How to restore a full backup on Kubernetes operator based setup ?
Synopsis
Hello,
Currently we're having a small issue, we have a first Kubernetes cluster that hold Vertica setup that works just fine using communal storage on the other hand we need to create a new setup based on the old data, so we did a full backup using vbr.py script which did create all objects into AWS object storage, so far so good, our issue starts when trying to restore data using the right bucket, as the database needs to be shutdown beforehand, in which case the readiness probe fails because of its exec command vsql -w $(cat /etc/podinfo/superuser-passwd) -c 'select 1'
. Tried to check if the operator exposes the readiness probe through its CustomRessource verticadbs, but it seems no such property is possible. Thought also about changing manually the readiness probe but again it goes against what the operator stands for with its reconciliation loop.
My question is the following: How can we restore the database from a full backup using vbr script on a Kubernetes based setup ?
References:
vertica version : v12.0.3-0
vertica's kubernetes operator : 1.10.2
Kubernetes version: 1.28.2
VerticaDB C.R version: vertica.com/v1beta1
Thank you,
Answers
After reading the operator's source code I found a way to override the readiness probe, still interested in knowing the best way of doing a full restoration on a Kubernetes based setup.
Actually even though the readiness/startup probes are overridden nothing changes, when I play the
SELECT SHUTDOWN();
everything goes down, and pods restarts everywhere, which is normal, but then again, how can we do a restoration in such case ?There is a restore process in the documentation at https://docs.vertica.com/12.0.x/en/containerized/backup-restore/#restore-from-a-backup that describes the process including extending the livenessProbe.
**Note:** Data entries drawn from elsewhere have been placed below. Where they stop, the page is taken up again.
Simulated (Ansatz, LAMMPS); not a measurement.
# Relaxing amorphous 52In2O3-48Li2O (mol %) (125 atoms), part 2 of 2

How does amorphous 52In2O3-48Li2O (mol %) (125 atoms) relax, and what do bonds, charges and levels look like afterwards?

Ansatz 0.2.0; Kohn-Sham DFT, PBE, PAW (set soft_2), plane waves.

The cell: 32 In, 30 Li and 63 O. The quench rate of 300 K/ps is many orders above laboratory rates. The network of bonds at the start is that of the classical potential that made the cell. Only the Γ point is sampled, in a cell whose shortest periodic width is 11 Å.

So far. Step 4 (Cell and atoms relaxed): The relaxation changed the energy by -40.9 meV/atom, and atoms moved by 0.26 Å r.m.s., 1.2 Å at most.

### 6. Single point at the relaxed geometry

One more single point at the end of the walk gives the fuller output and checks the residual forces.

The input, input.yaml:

Thank you for the insight, indeed it works, did a full restoration but the issue is the following command:
that fails all the time, as the operator tries to run it on all nodes but nothing gets applied because of the nodes state, it throws a rollback error at the end:
Is there something else we need to do ?
Actually I have a better understanding of what's going on, I think the cluster needs still access to old IPs, the fact that we can't run a
re_map
is because it's calling old IPs. Even though I ran this command to set the redirectionWhich seem to at least help start the process, it still it fails for the same reason:
Re-ip should not be necessary with Eon mode database restore, it should happen automatically if the primary node count is correct, as we expect node IP's might change in an Eon mode cluster. Does the database start anyways if you configure the resource to start from the restore location? If not, please open a ticket if possible, and I'll see if support can look at this during business hours.
If you mean changing restore location to the one its meant to be used, I didn't change anything, left as the script did it, which is exactly the same as the original backup /data for data and /depot for depot. Just to make sure I checked the configuration file
metadata/DATABASE_NAME/cluster_config.json
Also tried to create support ticket here but it seems I don't have enough rights, can you help ?
Thanks a lot,
I am not able to change settings on the support portal, please contact your AE or field team for help there.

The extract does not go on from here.